Why the Eagles Won’t Repeat in 2025

Why the Eagles Won’t Repeat in 2025

 

     Before you read any further here, I feel obligated to point out that no one – on the air or in local taverns – was more wrong about last year’s Eagles than I was. I predicted five wins for a team that won the Super Bowl.

     In other words, I could be wrong.

     Spectacularly wrong.

     But I have gotten lots of predictions right over the years, too, and I have a very strong feeling that I’m seeing what many media people – rose-colored glasses firmly in place – aren’t even mentioning as the Birds get ready to open training camp later this month.

     Yes, the defense lost half of its starters in the offseason and yes, it’s hard to imagine Saquon Barkley replicating his historic 2024 season. Those are the reasons most often cited for an inevitable decline after the magic of last year.

     There is a much more obvious issue. It even has a name. Kevin Patullo.

     For reasons that strain basic logic, the Eagles brain trust decided to give head coach Nick Sirianni the authority to hire his own offensive coordinator after the mastermind of the 2024 juggernaut, Kellen Moore, left to take over as head coach in New Orleans.

     Remember, owner Jeff Lurie and GM Howie Roseman did not offer the same opportunity to the only other Eagles coach ever to win a Super Bowl, Doug Pederson, five years ago. They rejected the idea of Doug promoting his own guy, Press Taylor, to oversee the offense. When the coach tried to force the issue, they fired him.

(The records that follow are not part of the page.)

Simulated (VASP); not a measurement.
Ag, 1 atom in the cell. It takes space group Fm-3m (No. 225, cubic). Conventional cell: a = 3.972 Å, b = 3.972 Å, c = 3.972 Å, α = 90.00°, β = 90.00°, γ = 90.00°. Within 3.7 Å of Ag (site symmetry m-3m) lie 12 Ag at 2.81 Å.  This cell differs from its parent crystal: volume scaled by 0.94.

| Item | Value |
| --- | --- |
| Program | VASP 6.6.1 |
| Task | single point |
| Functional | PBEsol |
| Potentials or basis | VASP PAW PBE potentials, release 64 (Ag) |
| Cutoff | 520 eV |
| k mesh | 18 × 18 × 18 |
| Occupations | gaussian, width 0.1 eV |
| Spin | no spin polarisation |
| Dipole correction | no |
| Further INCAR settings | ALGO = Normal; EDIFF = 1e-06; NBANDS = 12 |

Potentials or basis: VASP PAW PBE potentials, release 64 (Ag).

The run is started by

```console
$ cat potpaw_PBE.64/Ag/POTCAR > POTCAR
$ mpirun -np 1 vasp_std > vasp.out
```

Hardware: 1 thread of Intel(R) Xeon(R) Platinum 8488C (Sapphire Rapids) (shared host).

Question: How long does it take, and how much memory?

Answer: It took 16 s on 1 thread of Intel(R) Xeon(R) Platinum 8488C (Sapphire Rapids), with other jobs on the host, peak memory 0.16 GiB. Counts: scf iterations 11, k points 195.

     History shows the bosses were right that time. Taylor was a bust as Pederson’s top aide in Jacksonville, proving once again that hiring the coach’s best buddy usually isn’t the smartest route to success.

      Ironically, Lurie and Roseman saw the same losing scenario unfold two years ago when they allowed Sirianni to promote Brian Johnson to the OC job after Shane Steichen got the top coaching job in Indianapolis. Johnson’s failure was so spectacular, they stepped in last year and hired Moore themselves.

     Maybe that beer can conking off Howie’s head at the parade gave him temporary amnesia. Why else would he allow a plan that had already failed once to happen again? What made the bosses think Sirianni’s longtime bobo would be able to simulate the brilliant work of Moore?

     My prediction here is, he won’t. My educated guess is, a year from now, Patullo will be the latest reminder of the shortcomings of Sirianni, whose two trips to the Super Bowl in three years have created an aura of genius.

     I know what you’re thinking. No two coaches are alike. Just because Johnson sucked as an OC doesn’t mean Patullo cannot be a roaring success. True. He could be. But recent history suggests that putting Sirianni closer to the one thing he has acknowledged he is not great at, play-calling, is a step in the wrong direction.

     When the 2023 Eagles went into freefall, losing six of their last seven games, it is no secret that Sirianni took back some of the control of the play-calling toward the end of that season, with disastrous results. The lesson then was that Nick may be good at the culture of a team, but he is far from a Bill Walsh when it comes to Xs and Os.

     So what are Patullo’s qualifications to take over for Moore? Uh, well, huh, . . . . he’s really close to Sirianni. That’s about it. He has no track record of doing anything above position coach on his resume, unless you’re impressed by the titles quality control assistant, senior offensive analyst or passing game coordinator.

     No, Patullo’s main credential is a relationship with Sirianni that goes back to their days in 2018 when they were both assistants in Indy. They are BFFs.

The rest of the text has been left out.